There are many different factors that affect creative development in early childhood, including age and upbringing. Creative development in early childhood refers primarily to the process of a child exploring using creative thought, not the development of any particular creative aesthetic. Having opportunities for creative expression and being praised for creative expression may inspire more interest in artistic pursuits later in life. This is not, however, a strict determination of a child's later artistic talents.
For young children, creative development is the development of imaginative abilities as expressed through activities associated with the arts. This can include visual art, music, and storytelling. In some cases, development is affected by the way young minds are designed to see the world, resulting in specific patterns of play common to certain age groups.
One of the most important factors that affects creative development in early childhood is age. Children of different ages have different creative abilities and different ways of thinking about the world. For example, at a certain stage of development, children do not differentiate between the tool being used to draw and the image being drawn, so they may play with the drawing tool as though it is the object being represented. Young children also do not always understand the difference between a drawing surface and other surfaces, which is also usually a factor of age.
Another factor that affects creative development in early childhood is opportunity. Children who are encouraged to engage in creative play often develop more quickly in this area than children who are not. It is important to note, however, that talent and creativity are not directly related at this stage. A child who cannot accurately represent his or her ideas in drawing may be highly creative but lack coordination skills. It is also common for children to excel in different areas of creative play.
Factors affecting creative development can also include learning disabilities. Some children who have learning disabilities do not show creative development as readily as other children. In certain cases, a physical disability may be causing the appearance of a learning disability, as is the case with deaf children who do not readily learn to speak or sing.

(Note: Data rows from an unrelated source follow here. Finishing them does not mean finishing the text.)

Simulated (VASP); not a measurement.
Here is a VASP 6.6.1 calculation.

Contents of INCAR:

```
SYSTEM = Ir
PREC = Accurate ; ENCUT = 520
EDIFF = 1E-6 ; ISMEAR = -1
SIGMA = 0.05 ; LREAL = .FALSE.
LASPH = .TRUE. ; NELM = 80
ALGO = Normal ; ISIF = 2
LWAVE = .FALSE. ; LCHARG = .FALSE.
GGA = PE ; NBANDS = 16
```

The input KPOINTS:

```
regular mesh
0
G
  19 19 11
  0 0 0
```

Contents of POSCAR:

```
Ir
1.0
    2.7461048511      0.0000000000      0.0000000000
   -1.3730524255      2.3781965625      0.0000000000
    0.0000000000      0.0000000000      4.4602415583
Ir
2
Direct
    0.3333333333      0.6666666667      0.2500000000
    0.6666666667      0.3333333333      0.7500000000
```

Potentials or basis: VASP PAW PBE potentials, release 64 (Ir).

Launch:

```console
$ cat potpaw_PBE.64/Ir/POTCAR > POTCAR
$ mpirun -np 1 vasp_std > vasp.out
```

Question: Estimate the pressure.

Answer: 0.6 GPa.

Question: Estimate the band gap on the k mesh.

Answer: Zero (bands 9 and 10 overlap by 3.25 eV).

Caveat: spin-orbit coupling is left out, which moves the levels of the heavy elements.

Praise may play a large role in creative development in early childhood, as praise structures the ways in which children understand creative work. Asking children what they are trying to draw, for example, plants the seeds of actually approximating what real-world objects look like. Encouraging children to play musical instruments in certain ways can also steer results in specific directions. Adult influences can play a role in creative development, but forcing specific types of play can also prevent progress.